39 thoughts on “The Mess In LA And Long Beach Harbors”

  1. A three hour tour off the coast of California… heh.

    Good analysis, and without reading to far into it; I was already looking for open spaces nearby. Gee whiz, is it really that hard to find a laydown yard in the Victorville area? I pick that location because it wasn’t hard to park hundred’s of 737-Max’s there, and it is a UPS hub. If Boeing can figure this out, you would think California could. But there’s a whole desert in that area. If lack of space for empties is the issue, then it shouldn’t be.

    As for the suggestions, deregulation is certainly the best. Particularly the part of stacking only two high, when I know in Houston, they are stacked six high. Why transport to Dallas or anywhere else when you can triple capacity by getting rid of dumb regulations. Don’t tell me about lives saved when Alec Baldwin can shoot a person on a movie set. California could have prevented that death by regulating the movie industry, but we know what industries California won’t regulate.

    And California can fuck the right off in expecting to get every military and guard unit vehicle that can transport a container. That is simply a recipe for disaster. And you don’t need barges transporting empty containers. The nearest empty port that could offload empty containers for storage could also offload full containers. Just commandeer federal land in the Mojave to store them. Plenty of it near Palmdale or Edwards, both with railhead access. You won’t need truck chassis, but you will need cranes.

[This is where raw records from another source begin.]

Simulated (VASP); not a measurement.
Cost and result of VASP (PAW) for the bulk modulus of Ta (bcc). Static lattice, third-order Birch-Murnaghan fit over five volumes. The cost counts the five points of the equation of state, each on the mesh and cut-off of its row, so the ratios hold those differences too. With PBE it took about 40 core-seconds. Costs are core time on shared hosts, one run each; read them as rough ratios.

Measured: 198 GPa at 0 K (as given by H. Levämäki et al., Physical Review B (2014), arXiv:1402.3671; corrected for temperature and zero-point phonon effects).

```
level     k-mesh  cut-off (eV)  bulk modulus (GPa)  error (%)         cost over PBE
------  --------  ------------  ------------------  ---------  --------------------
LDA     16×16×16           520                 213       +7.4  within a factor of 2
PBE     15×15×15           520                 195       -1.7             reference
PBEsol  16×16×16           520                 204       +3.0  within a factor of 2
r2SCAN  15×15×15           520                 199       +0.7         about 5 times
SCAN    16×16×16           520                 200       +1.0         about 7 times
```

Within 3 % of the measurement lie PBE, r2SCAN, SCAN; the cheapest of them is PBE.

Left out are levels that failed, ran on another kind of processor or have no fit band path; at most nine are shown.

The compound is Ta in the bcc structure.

    1. Bah. Why store the containers here, if there’s a glut? Put them back on the returning cargo ships and dump them at Shenzhen or wherever, and let the Chinese deal with them–which they would have to do before they could load the ships back up again.

        1. Turn it into homes for the homeless. A sea box, properly outfitted, is basically the same as a mobile home. They’re used for human habitation all over the world.

    2. You may want to rethink the Baldwin analogy. That production was in New Mexico, probably in part because of less regulation. Then again, no amount of regulation can stop a fool from being foolish and stupid.

      (I would speculate that a person died because no one wanted to get fired for making the Producer/Star conform to the safety regulations. Those regs are for little people.)

    3. “A three hour tour off the coast of California… heh.”

      I was very disappointed that the article had no comments from either the Professor or Mary Ann. The Professor might have shed light on the possible effects of Wrong-Way Feldman, or the influence of the Kupakai headhunters, while Mary Ann would have had a worthwhile commentary just because she was absolutely smokin’ hot (and yes, I am that shallow).

      Better luck with a better cast next time.

  2. I have faith that Biden will fix the problem quite soon, since he’s probably the first president who used to be a truck driver. He was probably a cargo ship captain at some point, too.

  3. I didn’t see anything that looked like a solution in the article, just moving the problem inland, away from the people and systems that keep track of what’s supposed to go where. Unless there are systems in place to track where the containers are, they’ll just rot in place.

    What needs to happen is for the containers to get where they’re supposed to be, not some patch of desert.

    1. I think the problem is that folks in East LA don’t have a good way to access the ships waiting to unload. If we could somehow just get the shipping containers to a place where locals could get to them, all that cargo would be in pawn shops across the country inside of two weeks.

    2. Ideally but think of spreading out the containers like increasing the surface area. With good tracking and more surface are, there should be more flexibility in getting things moving about the country and getting container ships turned around faster.

      1. Scatter 40-50,000 containers over a few square miles and you might as well launch them into a black hole. It might clear the ports, it won’t actually get the stuff where its needed. And where is the equipment to handle the containers going to come from? Having to use cranes is very slow. In about 6 weeks, most of the contents will be worth salvage at best.

          1. Oops. They still belong to someone that will expect demurrage until they are returned. It’s just as hard to get an empty container out of the port as a full one. Generally, it’s the receiver that pays.

          2. Around here empty containers are used for storage going for a few grand each. There’s a market for that clutter.

            Or repurpose them as homeless housing and move them downtown.

          3. Containers as housing are one of these invincible bad ideas that the internet seems to make an inevitability because of the morbidness of the obsession. It’s an idea so horrible that it won’t get out of peoples heads, therefore it becomes inevitable, even though it’s horrible and stupid.

            Absent a lot of retrofitting with insulation and ventilation (and plumbing, and …) that will never be done (because being horrible to proles is the point), containers are ovens in warm weather and iceboxes in cold weather.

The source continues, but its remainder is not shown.